Detroit – The Tigers like to play aggressive baseball and apply pressure on the opponent at every turn.
The Milwaukee Brewers, they pretty much own the brand.
“It’s no secret,” Jake Rogers said before the game Tuesday, “they wreak some havoc.”
The havoc started in the second inning, when the Brewers scored three times on their way to a 12-4 romp in the first of three games at Comerica Park. The loss snapped the Tigers’ six-game home win streak.
“It’s not just a philosophy,” manager AJ Hinch said. “They do a good job playing to their strengths. They make you make plays. I think it’s fun to challenge yourself against a team that thrives on applying pressure.”

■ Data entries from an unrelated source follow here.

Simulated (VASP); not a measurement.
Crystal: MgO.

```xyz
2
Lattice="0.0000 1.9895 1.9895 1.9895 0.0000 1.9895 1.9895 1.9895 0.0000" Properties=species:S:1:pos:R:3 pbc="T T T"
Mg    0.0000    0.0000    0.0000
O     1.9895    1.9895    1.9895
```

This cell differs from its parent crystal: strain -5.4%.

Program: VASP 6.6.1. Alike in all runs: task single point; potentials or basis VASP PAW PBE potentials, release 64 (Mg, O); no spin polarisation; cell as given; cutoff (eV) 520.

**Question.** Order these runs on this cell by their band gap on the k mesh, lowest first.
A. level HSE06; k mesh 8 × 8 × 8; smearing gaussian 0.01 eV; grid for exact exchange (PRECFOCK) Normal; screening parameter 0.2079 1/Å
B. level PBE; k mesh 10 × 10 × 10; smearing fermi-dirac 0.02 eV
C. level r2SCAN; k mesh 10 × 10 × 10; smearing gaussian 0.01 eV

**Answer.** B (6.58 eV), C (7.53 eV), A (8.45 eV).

The second inning hit quick, if not particularly hard.
It started when Garrett Mitchell, with his elite 30 feet-per-second sprint speed, beat out a routine ground ball to shortstop. Tigers starter Keider Montero walked Luis Rengifo, fell behind Sal Frelick and then gave up RBI single to right.
David Hamilton dropped a perfect bunt single to load the bases.
After Montero struck out Blake Perkins, Brice Turang dropped a broken-bat single into shallow right field. Two runs scored easily and a potential third run was cut down at the plate by a well-executed relay and rundown by the Tigers.
Right-fielder Matt Vierling threw a head-high strike to cutoff man Spencer Torkelson in the middle of the diamond. The throw was high enough to entice Turang to go to second.
Torkelson, second baseman Gleyber Torres and shortstop Kevin McGonigle kept Turang in the rundown until Hamilton, who was rounding third, broke for home.
Vierling talked about trying to deal with the Brewers’ aggression before the game.
“It starts with awareness,” he said. “They are going to go. Like, No. 1, they are going to go first to third, they are going to try to steal, they are going to try to take every 90 feet. So, you have to attack every ball in the outfield.
“You need to throw it in quick and hit the cutoff man.”
The Tigers were handed an opportunity to flip the game in the bottom of the fourth, but they deferred.
Kyle Harrison, the Brewers’ lefty starter staked to a 3-0 lead, walked Riley Greene and Torkelson and then gave up a bullet single to Hao-Yu Lee. Lee, in his Comerica Park debut, hit the ball so hard (110.6 mph off the bat), Greene didn’t have a chance to score from second.
That ended Harrison’s night but only one of those runners would end up on his ledger.
Right-hander Grant Anderson, who throws nasty four-seamers and sweepers with a side-arm delivery, got Javier Baez to ground into a double-play, which brought Greene home.
Tigers’ manager AJ Hinch, fourth inning or not, took his shot using lefty Kerry Carpenter to pinch-hit for Jahmai Jones.
That turned out to be the last gasp for the Tigers’ offense.